[Date Prev][Date Next][Thread Prev][Thread Next][Date Index][Thread Index]
bug#49952: new snapshot available: gzip-1.10.34-aa73
From: |
Adler, Mark |
Subject: |
bug#49952: new snapshot available: gzip-1.10.34-aa73 |
Date: |
Tue, 10 Aug 2021 16:09:06 +0000 |
Seems like too extreme of a behavior change. If this proposal is implemented,
then 99.9% of the time, pigz -l will decode the entire file. If someone is
regularly doing pigz -l on a large number of files, the time it would take
would go up orders of magnitude.
The fundamental dilemma is that gzip -l and pigz -l give the correct answer
nearly all of the time, and is extremely fast. So “-l" still seems useful.
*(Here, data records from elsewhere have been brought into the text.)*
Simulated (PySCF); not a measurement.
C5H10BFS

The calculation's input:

> On Aug 9, 2021, at 2:41 PM, Paul Eggert <eggert@CS.UCLA.EDU> wrote:
>
> On 8/9/21 8:19 AM, Adler, Mark wrote:
>> pigz -l doesn’t do that, but pigz -lt does. Since -t has to decode the whole
>> file, -l combined with it will use that information to give the correct
>> result. For compatibility, pigz -l still does what gzip does, which is to
>> guess based on what it finds at the end of the file.
>
> Perhaps gzip -l could do bounded work, as follows:
>
> * Look at the header to see what its byte count B says.
>
> * Decompress until it sees more than B bytes.
>
> * If so, report that the -l sizes are bogus. If not, carry on as before.
>
> Due to format limits, B can be at most 2**32 - 1, so this provides a bound on
> the amount of work, a bound that's reasonably small nowadays.